Add at least the parameters for one standard experiment for testing, including namelist changes, etc. In Fig. 10, see an example again from fesom-1.4.
Add a sample runscript for this experiment, preferably in YAML format.
As this is just a short overview and a detailed how-to section is beyond the scope of this paper, we kindly invite the interested reader to have a look on our quite extensive documentation, both on GitHub as well as our web page, or use the existing configuration files as a source of inspiration.
Currently, around 75 scientists at AWI and partner institutes are registered users of ESM-Tools. This includes mostly model users but also model developers/maintainers and system administrators. The tools are actively used to run the AWI Climate Model (AWI-CM). In fact, all contributions of AWI to the Coupled Model Intercomparison Project phase 6 (CMIP6) were produced using ESM-Tools (Semmler et al., 2020). The application of the tools has resulted in a more efficient exchange of model configurations and input and output model data between modellers and scientists.

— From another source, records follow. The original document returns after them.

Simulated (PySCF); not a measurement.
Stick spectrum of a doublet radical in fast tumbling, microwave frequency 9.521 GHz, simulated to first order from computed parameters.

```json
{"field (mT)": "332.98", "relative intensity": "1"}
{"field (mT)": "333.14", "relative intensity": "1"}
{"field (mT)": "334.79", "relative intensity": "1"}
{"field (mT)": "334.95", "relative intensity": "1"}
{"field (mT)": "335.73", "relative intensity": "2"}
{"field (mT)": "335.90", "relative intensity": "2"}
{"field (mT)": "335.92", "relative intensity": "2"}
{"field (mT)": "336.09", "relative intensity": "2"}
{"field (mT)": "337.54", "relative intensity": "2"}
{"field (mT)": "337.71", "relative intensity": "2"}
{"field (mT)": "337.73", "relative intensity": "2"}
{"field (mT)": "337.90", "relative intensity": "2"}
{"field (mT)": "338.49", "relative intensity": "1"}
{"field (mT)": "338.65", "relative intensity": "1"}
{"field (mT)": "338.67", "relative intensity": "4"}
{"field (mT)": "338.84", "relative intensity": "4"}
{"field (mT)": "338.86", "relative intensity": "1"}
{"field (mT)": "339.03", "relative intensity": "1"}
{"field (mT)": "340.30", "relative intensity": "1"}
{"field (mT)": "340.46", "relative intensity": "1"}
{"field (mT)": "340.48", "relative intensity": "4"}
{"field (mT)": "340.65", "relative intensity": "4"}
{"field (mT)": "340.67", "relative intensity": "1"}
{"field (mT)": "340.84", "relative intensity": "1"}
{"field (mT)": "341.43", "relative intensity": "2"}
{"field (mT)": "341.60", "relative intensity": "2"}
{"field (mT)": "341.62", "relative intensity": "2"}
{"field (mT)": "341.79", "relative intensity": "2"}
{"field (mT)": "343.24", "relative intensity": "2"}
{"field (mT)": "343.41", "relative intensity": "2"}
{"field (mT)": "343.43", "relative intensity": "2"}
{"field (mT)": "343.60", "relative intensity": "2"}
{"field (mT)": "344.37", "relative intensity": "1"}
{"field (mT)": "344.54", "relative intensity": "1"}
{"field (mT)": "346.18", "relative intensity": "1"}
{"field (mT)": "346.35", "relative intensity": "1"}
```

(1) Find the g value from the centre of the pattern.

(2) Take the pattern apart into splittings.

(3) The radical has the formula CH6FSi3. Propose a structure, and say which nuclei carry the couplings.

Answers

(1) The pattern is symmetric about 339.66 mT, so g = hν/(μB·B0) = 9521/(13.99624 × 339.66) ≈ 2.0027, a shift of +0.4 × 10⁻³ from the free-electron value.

ESM-Tools provides a standardized way of working with ESMs. In addition to the benefits of applying ESM-Tools mentioned above, the development of ESM-Tools has led to various new insights. From a technical perspective, using an object-oriented language for such a software tool has proven to be essential for efficient expansion and maintenance of the tools themselves. The previous versions of ESM-Tools, written in Bash, suffered from lengthy functions as well as entangled functions and configuration files that were hard to maintain. The separation of configuration files and ESM-Tools functions in v3.0 as well as using a high-level language has made ESM-Tools more modular and easy to maintain.
From a community-building perspective, the development has brought together scientists and modellers from various backgrounds and institutes, resulting in a new community of modellers and scientific programmers in the geosciences. Through developing and using ESM-Tools, programmers and modellers have efficiently shared their knowledge on best coding practices and learned to collaborate with each other more closely. In conclusion, ESM-Tools has developed into an active open-source community, making it much easier for modellers, model developers and system administrators to obtain/provide access to, run and maintain Earth system models in a standardized way.
Apart from the things ESM-Tools can do to simplify model usage for the modellers, which were discussed already extensively in this paper, it is also important to point out that ESM-Tools is not any of the following:
A coupling software (like OASIS or YAC).
A tool that automatically couples model components – even though our tools, especially the GUI, look as if it were coupling model components in a “plug-and-play” way, that is of course not the case. Coupling is a complex and time-consuming task, and behind each of the couplings supported in ESM-Tools, several personal months of technical work, parametrization and fine tuning are hidden. ESM-Tools only makes the already established couplings as easy available as if it were plug and play.
A replacement for model build systems/model runscripts – we understand our tools as alternatives, not replacements, meaning trying ESM-Tools does not influence already existing solutions, and the user can switch back to them at any time.
A coding standard/collection of generic interfaces/DSL. Using ESM-Tools does not involve changes to the model codes at all, as we provide an external infrastructure.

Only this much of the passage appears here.